Measuring transducer for electric vehicles and a method of operating a measuring transducer

Abstract

Measuring transducer for electric vehicles having at least one tap arranged to tap at least one AC measurement value in an AC charging circuit, a transformer arranged to convert a frequency of the AC measurement value into a standard frequency of an energy supply grid and to output at least one AC measurement value with the standard frequency in an AC measuring circuit, and at least one standard meter arranged in the AC measuring circuit for detecting an electrical power with the AC measurement value at the standard frequency.

Claims

1. An electric vehicle, comprising: an induction coil in an AC charging circuit for inductive coupling with a charging station and for receiving electrical power via an excitation coil for charging an energy storage, and a measuring transducer comprising: at least one tap arranged to tap at least one AC measured value in an AC charging circuit which comprises the induction coil, a converter arranged for converting a frequency of the AC measured value into a standard frequency of a energy supply grid, and for outputting at least one AC value with the standard frequency into an AC measuring circuit, and at least one standard meter arranged in the AC measuring circuit for obtaining an electrical power using the AC value at the standard frequency.
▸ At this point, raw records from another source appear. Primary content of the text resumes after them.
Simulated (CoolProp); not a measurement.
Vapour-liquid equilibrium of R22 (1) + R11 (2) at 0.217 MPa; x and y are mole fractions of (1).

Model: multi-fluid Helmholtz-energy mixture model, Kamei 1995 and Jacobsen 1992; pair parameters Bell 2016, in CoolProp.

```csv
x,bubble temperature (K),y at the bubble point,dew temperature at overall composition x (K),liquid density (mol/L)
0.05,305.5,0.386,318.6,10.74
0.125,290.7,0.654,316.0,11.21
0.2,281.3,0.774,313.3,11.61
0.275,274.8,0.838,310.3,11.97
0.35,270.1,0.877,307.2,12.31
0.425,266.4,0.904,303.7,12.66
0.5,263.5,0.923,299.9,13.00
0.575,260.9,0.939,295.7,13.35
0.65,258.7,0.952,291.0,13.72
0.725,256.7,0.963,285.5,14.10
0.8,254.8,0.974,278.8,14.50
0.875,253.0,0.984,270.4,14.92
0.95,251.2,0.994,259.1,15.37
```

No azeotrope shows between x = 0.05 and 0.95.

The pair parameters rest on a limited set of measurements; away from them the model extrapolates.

2. The electric vehicle according to claim 1, wherein the AC charging circuit has at least one induction coil as a constant voltage source.

3. The electric vehicle according to claim 1, wherein the converter sets an AC control value at least as a function of the AC measured value and outputs the AC value as a function of the AC control value.

4. The electric vehicle according to claim 1, wherein the at least one AC measured value comprises at least one alternating voltage and/or one alternating current and in that the at least one AC value comprises at least one alternating voltage and/or one alternating current at standard frequency.

5. The electric vehicle according to claim 1, wherein that the electrical power measured is an active electrical power.

6. The electric vehicle according to claim 1, wherein that the standard meter is in particular a Ferraris Meter or a Smart Meter.

7. The electric vehicle according to claim 1, wherein the tap is arranged parallel to at least one measuring resistor.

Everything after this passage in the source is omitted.